The original message, published on Sunday, was meant to commemorate the 58th anniversary of Rosa Parks' arrest for refusing to give up her bus seat to a white man. Instead, it suggested that the civil rights movement Parks was part of ultimately ended racism.
Today we remember Rosa Parks’ bold stand and her role in ending racism. pic.twitter.com/uxIj1QmtkU— RNC (@GOP) December 1, 2013
The tweet — which included a quote from Parks — did not sit well with many Twitter users, who responded with a mix of snark and sarcasm.
“@GOP: Today we remember Rosa Parks’ bold stand and her role in ending racism." RACISM IS OVER?! *ENTERS BASS PRO SHOP TO SEE IF IT'S TRUE*— The Kid Mero (@THEKIDMERO) December 1, 2013
.@GOP Why is this upsetting people? Racism IS over; I've never suffered from it in my life.— rob delaney (@robdelaney) December 1, 2013
.@GOP It's ok, we don't need you winning an election anytime soon anyway. Keep up the thoughtful tweets.— Carly Ryan (@GladiatorCarly) December 1, 2013
"Some things are best left untweeted," the National Journal's Matt Berman wrote.

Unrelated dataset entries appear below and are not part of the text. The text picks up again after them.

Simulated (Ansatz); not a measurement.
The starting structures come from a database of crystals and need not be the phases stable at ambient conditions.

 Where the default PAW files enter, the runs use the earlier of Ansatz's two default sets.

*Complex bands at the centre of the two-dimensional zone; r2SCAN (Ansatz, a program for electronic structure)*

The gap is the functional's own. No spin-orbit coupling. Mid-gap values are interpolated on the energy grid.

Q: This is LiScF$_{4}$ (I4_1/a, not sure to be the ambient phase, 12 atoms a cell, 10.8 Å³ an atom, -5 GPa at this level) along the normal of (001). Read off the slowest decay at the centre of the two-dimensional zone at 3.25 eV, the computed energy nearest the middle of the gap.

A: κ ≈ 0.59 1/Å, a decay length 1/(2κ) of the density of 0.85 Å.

Indeed, a majority Americans agree racism still exists. A Pew survey conducted earlier this year found 88 percent of African-Americans say they see a lot or some discrimination against blacks, while 57 percent of whites see the same discrimination.
The RNC clarified its tweet several hours later, though it did not delete the original.